Venting frustration with Republicans, Mr Obama on Friday urged policymakers to pass scaled-down legislation that would at least prevent taxes from going up for the vast majority of Americans, those making $250,000 or less per year.

The move would satisfy Mr Obama's demand to raise taxes on the richest Americans, as all Bush-era taxes will go up on January 1, and Mr Obama only envisions extending the lower rates for middle-class earners.

House Republicans led by the speaker John Boehner have, in turn, pitched to the Democratically-led senate, asking Mr Obama and the senate majority leader Harry Reid to write up legislation that can pass both houses.

Mr Obama's suggestion would extend tax breaks to 98 per cent of Americans - those earning below $250,000 a year. In talks on a larger compromise, the president had offered to raise that threshold to $400,000.

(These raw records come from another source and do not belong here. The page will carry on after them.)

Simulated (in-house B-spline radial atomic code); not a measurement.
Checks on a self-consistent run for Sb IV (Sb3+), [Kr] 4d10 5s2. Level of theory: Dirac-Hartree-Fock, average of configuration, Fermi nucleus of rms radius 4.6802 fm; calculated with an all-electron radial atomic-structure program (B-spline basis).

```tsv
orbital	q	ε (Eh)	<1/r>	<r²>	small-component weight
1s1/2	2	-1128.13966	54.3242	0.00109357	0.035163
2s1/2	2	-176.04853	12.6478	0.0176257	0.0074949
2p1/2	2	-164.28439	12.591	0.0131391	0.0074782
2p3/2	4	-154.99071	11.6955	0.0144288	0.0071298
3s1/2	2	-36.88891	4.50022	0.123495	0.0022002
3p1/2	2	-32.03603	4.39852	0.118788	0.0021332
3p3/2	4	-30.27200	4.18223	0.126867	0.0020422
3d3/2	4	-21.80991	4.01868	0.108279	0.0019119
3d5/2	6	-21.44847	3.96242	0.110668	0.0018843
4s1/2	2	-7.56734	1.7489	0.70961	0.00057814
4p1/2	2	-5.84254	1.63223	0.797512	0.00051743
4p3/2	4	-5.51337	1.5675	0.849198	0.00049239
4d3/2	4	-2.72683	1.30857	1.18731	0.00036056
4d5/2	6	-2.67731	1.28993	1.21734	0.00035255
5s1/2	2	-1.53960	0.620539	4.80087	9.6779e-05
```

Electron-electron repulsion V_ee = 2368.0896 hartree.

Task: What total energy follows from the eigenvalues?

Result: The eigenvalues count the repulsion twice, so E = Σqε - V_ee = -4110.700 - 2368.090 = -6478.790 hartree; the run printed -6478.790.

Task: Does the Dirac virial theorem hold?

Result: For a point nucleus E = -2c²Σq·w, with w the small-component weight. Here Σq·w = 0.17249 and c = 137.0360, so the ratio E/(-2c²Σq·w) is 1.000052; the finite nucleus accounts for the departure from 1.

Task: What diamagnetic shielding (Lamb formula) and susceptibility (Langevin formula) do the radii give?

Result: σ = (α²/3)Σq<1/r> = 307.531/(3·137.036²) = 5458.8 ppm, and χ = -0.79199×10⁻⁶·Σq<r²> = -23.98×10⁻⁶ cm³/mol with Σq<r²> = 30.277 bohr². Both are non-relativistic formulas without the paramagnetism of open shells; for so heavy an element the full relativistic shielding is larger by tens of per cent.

Meanwhile, uncertainty over the budget spurred crude to climb 0.6 per cent to US$89.13 a barrel in New York yesterday. US crude stockpiles probably fell last week to the lowest in 10 weeks as refineries kept utilisation at a high rate and imports decreased, a Bloomberg News survey showed.

"The oil market's movement depends on the fiscal cliff but I don't think it will lose ground," said Ken Hasegawa, an energy trading manager at Newedge Group in Tokyo.

"In a worst-case scenario the situation may continue as it is now for one month or a few months."